Code Monkey home page Code Monkey logo

Comments (10)

antoinemine avatar antoinemine commented on September 28, 2024

This is interesting, but I am not considering adding this at the moment.
I think that, with the optimisations that you are proposing, there will be very little code sharing with the low-level implementation in ZArith:

  • you want to use two's complement representation, but Zarith uses GMP's sign bit plus unsigned integer representation for long numbers
  • Zarith ensures that operations on short integers are mapped directly to the OCaml ones; this is not the case if you reserve 10 bits in every number

from zarith.

recoules avatar recoules commented on September 28, 2024

Zarith ensures that operations on short integers are mapped directly to the OCaml ones; this is not the case if you reserve 10 bits in every number

Well, in fact, it only needs a wrapper that shift right (asr 10) the value and then, the operation can be mapped directly to the OCaml one. Then, before returning, if ((x lsl 10) asr 10) = x then you know you can use compact form.
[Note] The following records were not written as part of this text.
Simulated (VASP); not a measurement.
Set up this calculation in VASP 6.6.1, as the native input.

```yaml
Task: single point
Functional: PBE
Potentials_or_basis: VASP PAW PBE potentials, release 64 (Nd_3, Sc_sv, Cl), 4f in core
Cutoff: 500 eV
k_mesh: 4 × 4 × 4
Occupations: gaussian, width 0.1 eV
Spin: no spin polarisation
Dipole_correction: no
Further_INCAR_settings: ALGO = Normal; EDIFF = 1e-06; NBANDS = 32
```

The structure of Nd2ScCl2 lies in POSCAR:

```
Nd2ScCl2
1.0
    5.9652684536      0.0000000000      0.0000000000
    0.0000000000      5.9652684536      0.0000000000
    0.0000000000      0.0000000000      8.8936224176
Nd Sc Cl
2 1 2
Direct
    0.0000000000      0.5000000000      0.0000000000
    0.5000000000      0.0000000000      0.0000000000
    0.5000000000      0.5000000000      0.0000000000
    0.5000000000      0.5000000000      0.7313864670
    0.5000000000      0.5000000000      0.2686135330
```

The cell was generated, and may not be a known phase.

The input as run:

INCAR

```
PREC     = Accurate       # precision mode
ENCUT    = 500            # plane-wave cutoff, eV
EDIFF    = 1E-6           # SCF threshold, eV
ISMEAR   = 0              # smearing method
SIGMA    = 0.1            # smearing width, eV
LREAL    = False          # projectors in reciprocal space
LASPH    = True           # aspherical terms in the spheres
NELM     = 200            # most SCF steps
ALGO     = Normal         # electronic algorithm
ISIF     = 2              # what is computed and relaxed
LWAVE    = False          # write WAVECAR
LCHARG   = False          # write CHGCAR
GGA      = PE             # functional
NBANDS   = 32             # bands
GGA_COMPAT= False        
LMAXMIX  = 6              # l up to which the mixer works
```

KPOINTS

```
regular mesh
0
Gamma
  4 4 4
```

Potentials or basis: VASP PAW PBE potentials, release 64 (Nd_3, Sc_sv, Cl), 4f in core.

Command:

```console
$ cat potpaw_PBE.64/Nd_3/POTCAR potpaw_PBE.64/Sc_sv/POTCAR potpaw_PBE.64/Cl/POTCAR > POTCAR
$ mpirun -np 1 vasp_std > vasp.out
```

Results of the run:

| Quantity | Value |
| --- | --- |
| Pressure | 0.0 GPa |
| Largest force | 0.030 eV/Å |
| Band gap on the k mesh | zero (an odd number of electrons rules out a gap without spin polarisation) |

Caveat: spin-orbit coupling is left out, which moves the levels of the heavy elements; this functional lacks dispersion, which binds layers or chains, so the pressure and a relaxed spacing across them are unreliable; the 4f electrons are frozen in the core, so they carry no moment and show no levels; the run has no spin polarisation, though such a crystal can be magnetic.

you want to use two's complement representation, but Zarith uses GMP's sign bit plus unsigned integer representation for long numbers

If think on the contrary that we want to use the GMP's sign bit plus unsigned value because for positive value, it changes nothing but for example, if you want to represent a big negative 128 bit value, e.g. -9 223 372 036 854 775 807, you would prefer to represent it as -0x7fffffffffffffff,128 rather than 0xffffffffffffffff8000000000000001,128. It is still very hypothetical.

I think that, with the optimisations that you are proposing, there will be very little code sharing with the low-level implementation in ZArith:

In fact, as I am very tempted to reuse some of the helper functions and constant declared in the stub c file, I thought it could be smarter to directly embed it in the same library rather than creating my own "almost copy-pasted" project.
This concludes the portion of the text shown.